In terms of I/O, it relies on just one USB-C port—that’s for charging, external data, video, and audio. (In one of the tablet’s only design failings, as there is no headphone jack.) You’ll have to be conservative with your accessories, or buy a USB-C dock to use more than one at a time. But that low-powered ARM hardware does have a non-obvious perk: the tablet’s battery lasts almost forever, and it can get a full slow recharge even on a phone brick.
If you haven’t used a Chromebook before, then open Chrome on your Windows or Mac computer. That’s it. That’s ChromeOS.
Okay, that’s simplifying things a little, but it really is an operating system built around a browser. Though ChromeOS can do everything that Chrome can on a desktop, which probably includes more than you think, it’s still limited in terms of expansion. A few offline apps like Gmail and Google Docs will keep you working when you don’t have a Wi-Fi connection, but compared to the huge selection of Windows applications that Surface Go can run, it’s a distinct disadvantage.
Howver, there is one ace in the hole for ChromeOS: Android apps. Like most new Chromebooks, the Duet comes with the Google Play Store preinstalled, and you can install most of the Android apps therein. Productivity apps, games, chat clients, whatever you want. It’s a huge boon for a tablet to have built-in access to a million or so mobile apps.
Speaking of tablets, ChromeOS has made huge strides in the last year, improving its tablet interface (mostly by lifting elements straight from Apple’s iPad). It’s smooth and easily understandable, without losing access to the full-power tools of the Chrome Browser. Windows has gotten better on tablets lately, too, but the Duet is undeniably better at being a tablet than the Surface Go.

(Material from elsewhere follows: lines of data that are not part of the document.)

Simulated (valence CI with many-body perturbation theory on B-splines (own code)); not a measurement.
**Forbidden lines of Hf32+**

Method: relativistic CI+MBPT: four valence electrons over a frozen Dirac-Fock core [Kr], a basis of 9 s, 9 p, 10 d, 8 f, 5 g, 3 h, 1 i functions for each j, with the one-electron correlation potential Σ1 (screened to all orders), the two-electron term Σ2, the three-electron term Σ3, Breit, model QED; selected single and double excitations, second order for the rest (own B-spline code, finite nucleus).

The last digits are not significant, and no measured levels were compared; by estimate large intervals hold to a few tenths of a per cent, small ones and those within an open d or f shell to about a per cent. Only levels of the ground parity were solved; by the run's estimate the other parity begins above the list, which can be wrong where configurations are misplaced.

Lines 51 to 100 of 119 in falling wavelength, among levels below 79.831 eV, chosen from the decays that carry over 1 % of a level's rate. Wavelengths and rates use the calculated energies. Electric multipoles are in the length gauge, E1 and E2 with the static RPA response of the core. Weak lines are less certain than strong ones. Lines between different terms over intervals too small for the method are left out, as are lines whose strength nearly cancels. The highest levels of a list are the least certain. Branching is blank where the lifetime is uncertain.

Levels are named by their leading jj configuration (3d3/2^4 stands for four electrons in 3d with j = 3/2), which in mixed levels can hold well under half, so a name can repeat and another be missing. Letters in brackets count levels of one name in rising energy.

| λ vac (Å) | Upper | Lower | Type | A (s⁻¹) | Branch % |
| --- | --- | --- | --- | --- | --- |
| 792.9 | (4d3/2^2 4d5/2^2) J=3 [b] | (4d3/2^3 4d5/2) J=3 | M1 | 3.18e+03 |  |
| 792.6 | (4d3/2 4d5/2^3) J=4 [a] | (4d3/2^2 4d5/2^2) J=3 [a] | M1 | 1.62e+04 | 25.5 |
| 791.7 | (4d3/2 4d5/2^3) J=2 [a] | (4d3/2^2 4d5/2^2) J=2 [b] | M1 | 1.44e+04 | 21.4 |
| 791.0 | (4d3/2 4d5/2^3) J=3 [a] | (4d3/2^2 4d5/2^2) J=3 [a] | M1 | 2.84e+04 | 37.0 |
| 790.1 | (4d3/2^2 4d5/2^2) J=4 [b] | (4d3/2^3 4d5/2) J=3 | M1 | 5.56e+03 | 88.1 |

Microsoft Surface Go 2: As Small as Windows Should Ever Get
The Surface Go is the evolution of the device that Microsoft used to call just “Surface” (sans “Pro”). It’s a smaller, cheaper, more portable machine, but it keeps the broad strokes the same as the popular Surface Pro, including that excellent keyboard, which is still a separate purchase.
The Surface Go 2 costs $400 for the entry-level tablet, with an additional $100 for the cheapest keyboard/trackpad cover. Because we’re comparing it to the Duet with the keyboard built-in, we’ll assume that price is included in the retail price. So, $500 for the cheapest Surface Go 2, almost twice as much as the cheapest Duet.
But that extra price does get you an undeniably nicer machine. It’s using a real Intel Pentium processor, which means it can run all Windows programs without virtualization. Upgraded models can boost that up to a Core i3 processor, and there’s even a model with 8GB of RAM and LTE … if you want to spend over $700. Because you’re reading this article, you probably don’t. But in terms of pure hardware flexibility and options, the Surface Go 2 can do more.
It’s also just a nicer machine. If you go for that keyboard cover, you’ll find a better general typing and touchpad experience than on the cheaper Duet, with an extra bonus of backlit keys and the option to type at a comfy angle. When folded up for transport, the Surface Go 2 is thinner, more stable, and just more premium-feeling. The phrase “you get what you pay for” comes to mind.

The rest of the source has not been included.